Hacker News had a great post recently about whether startups have enough time for TDD/BDD. More here.
Caveat emptor: I haven’t worked in a startup, but have spent most of my career incubating nascent ideas in a startup fashion within a small growth company. My observations:
- Any emerging solution that’s finding product/market fit within an established company goes through a cycle of preparation, learning, and optimization
- In the preparation phase, you have a general idea of what you want to do, but no actual users, and you are possibly tempted to worry about standard metrics such as code coverage. This is a sign of a team experienced in maintaining and releasing code, but one not familiar with facing a market Within a company, you have the buffer of longer product cycles, competition for budget, establishing viability.
- As the team gets closer to having something to market, the techniques that pay off greatly in a stable operation fall by the wayside as factors related to responsiveness and true agility come to the forefront. No one looks at code coverage reports any longer; they’re focused on the client/user/customer needs (as they should be). This is a good thing. They are at the coal face of maximizing learning and establishing product/market fit.
- At the product reaches a certain level of maturity, the benefits of TDD and BDD start to become apparent again; we’ve now reached a steady-state and the pace of change (and the rate of learning) has decreased. The traditional values around code maintenance are now prized, and we’ve presumably established viability and a sense of what parts of the code we’ll be living with for some time.
Therefore I believe that in the context of a true startup, or for a project that’s acting as a startup within the context of a larger, more stable company, that the value of TDD/BDD is inversely correlated with the rate of learning about the market’s needs; and in a startup, most of the time spent away from the coalface of learning the market’s needs is a net negative.

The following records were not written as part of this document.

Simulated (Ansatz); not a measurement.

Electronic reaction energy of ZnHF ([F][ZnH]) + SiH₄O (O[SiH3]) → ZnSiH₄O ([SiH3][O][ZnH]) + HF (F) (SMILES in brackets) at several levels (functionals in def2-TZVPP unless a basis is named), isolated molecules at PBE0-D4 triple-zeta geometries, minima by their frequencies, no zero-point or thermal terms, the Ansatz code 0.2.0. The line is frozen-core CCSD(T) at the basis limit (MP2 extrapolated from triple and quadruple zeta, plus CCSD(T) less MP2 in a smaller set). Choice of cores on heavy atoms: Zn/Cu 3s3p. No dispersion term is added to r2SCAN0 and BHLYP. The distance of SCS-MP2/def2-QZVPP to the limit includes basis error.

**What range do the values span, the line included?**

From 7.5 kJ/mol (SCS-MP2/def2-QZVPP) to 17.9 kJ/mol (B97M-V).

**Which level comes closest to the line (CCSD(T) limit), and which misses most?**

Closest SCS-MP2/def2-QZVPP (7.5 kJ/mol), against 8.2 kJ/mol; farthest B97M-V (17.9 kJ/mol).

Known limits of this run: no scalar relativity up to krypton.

That said, even in this startup mode, there are certain fundamental pieces of infrastructure which you know will be preserved regardless of market feedback. These are worthy of TDD attention. The trick is to know what is core, fundamental keeper code, and what is going to be tossed out many times over. In my experience, data models, data access and core services last forever; business logic, workflow and especially UI/UX tend to change dramatically as learning grows. Apply your TDD wisely.